Gustave Eiffel was working with metal at a time when that was the new sexy thing. He put a small private apartment at the top of his tower, as you would. He used it as an office and to sweeten deals with the likes of Thomas Edison. The Liberty that stands in the bay in New York to remind people that the landgrab we call USA was largely pulled off by huddled masses of immigrants – he made that.
His tower still stands, monument to the optimism and fire of The Industrial Revolution. Guy de Maupassant, the French Chekhov, hated it. He ran from it in horror the first time he saw it. He was a humanist and a contrarian, a syphilitic social commentator, detesting the flock. Were he alive today he would have been happily using the word “sheeple” 5 years ago and now he’d be pretending he had never done so as he’d have realised it is a word for wankers. Like how the intolerant currently misuse “woke”. Clever clear human, Maupassant, but convinced he was the only one, perhaps as he was the only one at school or something. It happens to a lot of people.
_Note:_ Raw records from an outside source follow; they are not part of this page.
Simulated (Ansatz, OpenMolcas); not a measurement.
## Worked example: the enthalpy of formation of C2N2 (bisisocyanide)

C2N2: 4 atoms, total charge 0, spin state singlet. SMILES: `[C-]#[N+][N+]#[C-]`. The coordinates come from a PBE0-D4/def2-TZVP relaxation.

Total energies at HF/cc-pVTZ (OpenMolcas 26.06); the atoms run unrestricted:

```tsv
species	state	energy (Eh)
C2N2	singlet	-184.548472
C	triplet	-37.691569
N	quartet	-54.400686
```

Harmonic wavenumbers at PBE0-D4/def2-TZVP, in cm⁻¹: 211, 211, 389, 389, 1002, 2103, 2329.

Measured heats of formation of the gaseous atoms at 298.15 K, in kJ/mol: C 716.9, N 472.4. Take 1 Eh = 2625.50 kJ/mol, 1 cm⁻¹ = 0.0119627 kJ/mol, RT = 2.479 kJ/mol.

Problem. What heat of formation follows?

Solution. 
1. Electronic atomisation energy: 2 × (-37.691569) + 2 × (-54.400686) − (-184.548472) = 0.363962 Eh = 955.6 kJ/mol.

He made a point of eating in the Eiffel Tower restaurant because it was “the only place in Paris I don’t have to look at it”. What a lot of discomfort for a soundbite.
His writing is dirty in the human detail. He taught me aged fifteen that fingernails and hair grow after death. Many of these curious voices push to the front through self-importance. He was one of them. Doctor Holland got me onto Bel Ami at school. I am very close friends with men very like the protagonist.
Anyway, the tower. The lightning nexus. Here in the electrical storm, I drove over the panels laid down over wet ground, not stopping until my back and front wheels both hit the concrete floor, carrying signage material. I slowly and carefully unloaded everything on my own as dawn broke somewhere behind the clouds.

Then back into the mangle until, at about ten past four, I emerged from Velodrome having brought some seriously industrial staples to make sure the signs don’t fall on the riders. I couldn’t keep my eyes open. Thankfully that’s why Ffion is here, and even if she can’t get accredited she can take the driving. She took me home and then I chucked the key out the window down to her so she could give it to Ali to get in and I could pass out naked on the bed for three hours.
Now I’m up watching the boxing, which is at North Paris Arena – Tiny’s venue, which makes sense. He’ll like men hitting men. Lots of little things making a big thing.
I’m quite proud of myself for letting myself stop, and I’m happy Ffi saw it and immediately took the slack. It’s a calm before a storm right now, despite meteorology. It’s time to rest, having been on go go go. I’ll sleep a proper sleep tonight. And I really know this crap now, even if some venue managers and security are making it hard – the key is to handball over time. Very few deliveries won’t clear pedestrian security if you speak French, have Tools of Trade Sticker and don’t give up. Van entry is generally fucked as the local security team keep moving the goalposts and restricting delivery windows even though they are manned full time. I’m sure it’s because someone has decided that signs are never important, and that’s my Macguffin for being here on response. Tell Alexis at VEL that signs aren’t important, now he’s got a massive load of rapid staples and a gun that will stop them from falling on the cyclists. Tell Herless at DEF that they aren’t important when I found some sealant that will make damn sure nothing falls in the pool mid race. Prevention is always invisible. That’s the point. And I’m on a lot more than just signs.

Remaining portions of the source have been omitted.